Cheese_SlicesEditor’s note: This story first appeared in Dish magazine.

Master of Cheese Will Studd wants to change the way you look at cheese – and quickly.

BY JOHN CORBETT.  You may not have heard of Will Studd, but he says that doesn’t worry him: he would much rather you know more about the subject of his passion than about his own doings. And by the time the fourth series of his documentary series Cheese Slices concludes (the documentary series is currently rescreening on Choice TV in New Zealand), he may well have changed the way you look at cheese for good.

“I think this fourth series of Cheese Slices has been the most interesting to make,” he tells me over the phone from Melbourne where he is based. “It’s been tiring, but interesting.”

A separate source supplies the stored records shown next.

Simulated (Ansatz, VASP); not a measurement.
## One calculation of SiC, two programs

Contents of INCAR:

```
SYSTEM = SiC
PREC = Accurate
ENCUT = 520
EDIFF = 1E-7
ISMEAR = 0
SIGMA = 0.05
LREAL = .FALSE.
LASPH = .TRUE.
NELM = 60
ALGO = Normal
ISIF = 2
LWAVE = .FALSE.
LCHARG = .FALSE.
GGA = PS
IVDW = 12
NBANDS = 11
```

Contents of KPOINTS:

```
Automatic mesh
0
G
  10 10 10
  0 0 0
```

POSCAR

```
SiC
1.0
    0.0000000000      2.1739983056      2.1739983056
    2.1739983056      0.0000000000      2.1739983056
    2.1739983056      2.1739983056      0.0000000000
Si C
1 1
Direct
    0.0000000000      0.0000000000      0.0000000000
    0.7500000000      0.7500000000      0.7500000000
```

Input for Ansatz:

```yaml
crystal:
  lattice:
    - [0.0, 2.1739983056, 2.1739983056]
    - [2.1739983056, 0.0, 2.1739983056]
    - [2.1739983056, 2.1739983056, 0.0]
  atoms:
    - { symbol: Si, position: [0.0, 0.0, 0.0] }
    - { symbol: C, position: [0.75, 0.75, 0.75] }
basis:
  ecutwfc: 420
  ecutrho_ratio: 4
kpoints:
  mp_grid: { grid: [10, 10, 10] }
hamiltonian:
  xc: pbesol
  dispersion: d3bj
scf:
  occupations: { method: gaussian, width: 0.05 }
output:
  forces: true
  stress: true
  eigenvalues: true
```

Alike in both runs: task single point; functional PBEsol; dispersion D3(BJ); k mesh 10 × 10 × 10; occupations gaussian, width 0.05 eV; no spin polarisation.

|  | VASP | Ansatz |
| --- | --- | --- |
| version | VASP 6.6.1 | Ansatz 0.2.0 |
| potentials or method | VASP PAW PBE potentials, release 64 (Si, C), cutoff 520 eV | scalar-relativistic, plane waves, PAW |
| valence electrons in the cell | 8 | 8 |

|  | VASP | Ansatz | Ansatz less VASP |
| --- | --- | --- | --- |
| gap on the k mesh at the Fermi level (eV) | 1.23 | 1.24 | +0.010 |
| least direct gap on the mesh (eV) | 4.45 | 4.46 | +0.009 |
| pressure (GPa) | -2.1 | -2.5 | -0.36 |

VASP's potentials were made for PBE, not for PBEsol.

The tiring bit is understandable because, like its predecessors, the fourth series is a global odyssey. From the Azores to Japan and many points between, it explores the diversity of one of the world’s oldest man-made foods and the traditions and skills that go into making it. It makes for compelling television: in the northern mountains of Portugal, for example, Studd learns about Serra de Estrela, an ancient cheese that dates back to pre-Roman times and is still made from ewe’s milk curdled with the juice of cardoon thistles.

“They’re a noxious weed in Australia,” he explains, “but their juice is a wonderful setting agent and an excellent substitute for rennet in the days when animals were extremely valuable to traditional communities.”

In Italy, Studd discovers another ewe’s milk cheese that is matured in terracotta jars and in Sardinia, a curd cheese which undergoes the same process in a goat’s stomach. In Corsica, he is introduced to a traditional cheese covered with maggots. There is definitely a rustic feel to the fourth series.

“Looking back, it’s all about raw milk cheese, in every episode – which is not so strange considering that raw milk has been the medium of cheese making for several millennia. Pasteurisation only came along in the 19th century.”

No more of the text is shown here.